Digital Assets and Your Estate Plan

Digital Assets and Your Estate Plan

 

In 2016, both Florida and Michigan passed Fiduciary Access to Digital Assets Acts. These statutes were needed to clarify the legal rights of fiduciaries (including personal representatives or executors of estates, trustees, power of attorney holders, and guardians; Michigan’s statute also includes conservators) to access the online accounts and assets of deceased or incapacitated persons.  These statutes in Florida and Michigan, as well as many other states, are very similar to each other since they are based on a statute that was prepared by the Uniform Law Commission, which is a non-profit organization that works to achieve uniformity of state laws when appropriate.

WHAT ARE DIGITAL ASSETS?

Digital assets include, but certainly are not limited to:

  • email accounts
  • personal photos, documents, or data that you store with a third-party service on the internet
  • online bank and brokerage accounts
  • social media accounts (Facebook, Twitter, etc.)
  • music, movie, entertainment, and game accounts
  • art, designs, literature that you created and store with a third-party on the internet
  • online currency
  • domain names and addresses

These days, most people have many digital assets and accounts, and can have trouble themselves managing their accounts and various passwords.  Imagine how difficult it would be for someone else to identify, access, and manage or close those accounts if something were to happen to the account owner and the account information is not well-organized and available to family and fiduciaries.  In some cases, these assets and accounts have grown to have significant monetary or sentimental value that might not be completely appreciated by the account holder during their life.  In order to complete a thoughtful and thorough estate plan, it is important to take a careful inventory of all of your assets, and digital assets are no exception.

Just to be clear, the Fiduciary Access to Digital Assets Act deals with access to, and not ownership of, the digital assets. For example, even though you might give the personal representative of your estate the right to access your digital accounts after your death or incapacity does not mean you are giving those assets to that person.  Just like with all assets of your estate, your personal representative has the fiduciary duty to gather all of your assets and distribute them according to your will or according to law if you have no will.  This fiduciary duty also applies to digital assets, and the Act only addresses rights to access, not ownership.

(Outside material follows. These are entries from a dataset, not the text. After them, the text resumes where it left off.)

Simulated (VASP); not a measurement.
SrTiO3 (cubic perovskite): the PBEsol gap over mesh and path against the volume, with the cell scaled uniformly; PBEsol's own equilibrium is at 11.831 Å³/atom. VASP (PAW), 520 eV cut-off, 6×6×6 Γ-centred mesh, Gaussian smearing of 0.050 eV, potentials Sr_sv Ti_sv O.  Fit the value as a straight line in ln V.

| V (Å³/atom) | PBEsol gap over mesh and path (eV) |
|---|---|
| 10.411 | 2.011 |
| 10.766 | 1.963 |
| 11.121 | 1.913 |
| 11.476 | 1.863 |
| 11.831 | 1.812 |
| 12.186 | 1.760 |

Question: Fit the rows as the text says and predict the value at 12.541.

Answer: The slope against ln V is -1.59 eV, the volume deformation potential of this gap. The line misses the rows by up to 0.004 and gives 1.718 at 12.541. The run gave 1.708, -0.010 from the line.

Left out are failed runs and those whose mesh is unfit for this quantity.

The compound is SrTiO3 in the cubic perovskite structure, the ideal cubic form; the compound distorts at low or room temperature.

THE CONCEPT OF CATALOGUE VS. CONTENT

Preexisting federal law, and related state laws, affected how the Uniform Fiduciary Access to Digital Assets Act was drafted. In summary, those federal and state laws are designed to protect the privacy rights of internet account holders.  The custodians of digital assets, which can include internet service providers and others who hold or transmit digital assets, face potentially severe penalties for violating those privacy laws.  Their business models also depend greatly on their ability to assure their customers and users that their accounts will be kept private.  Therefore, much of the debate, and some of the complexity, in the new digital access statutes arose because the custodian companies that provide accounts and hold digital assets wanted to make sure their obligations are clear, so that they are not subject to unreasonable risks of liability.

For the purposes of your estate planning, after you have identified and determined the value of your digital assets, you need to consider the difference between the catalogue and the content of your digital communications.  You have the ability to direct who, if anyone, may have access to the catalogue of your electronic communications (which is a list of communications sent, to whom, and when) and who, if anyone, may have access to the content of your communications.  I have seen these concepts described as the catalogue being information found on an envelope, and the content being the letter within the envelope.  The important point is that you can control who has access, and the extent of that access, to your digital assets generally, and communications specifically.

Some readers might be thinking, “What’s the big deal?  My spouse, or maybe one of my children, knows about all my accounts and where I keep my passwords, so they can just access those if they need to and we don’t have to make this complicated.”  But as a matter of law, and certainly from the custodian’s perspective, it is not that simple.  If your deceased spouse or family member owned an account or digital asset in their own name, legally, you do not have the right to access that account or asset without some express authority.  Without that authority, the custodian will most likely be unwilling to assist you because the custodian would face potential liability.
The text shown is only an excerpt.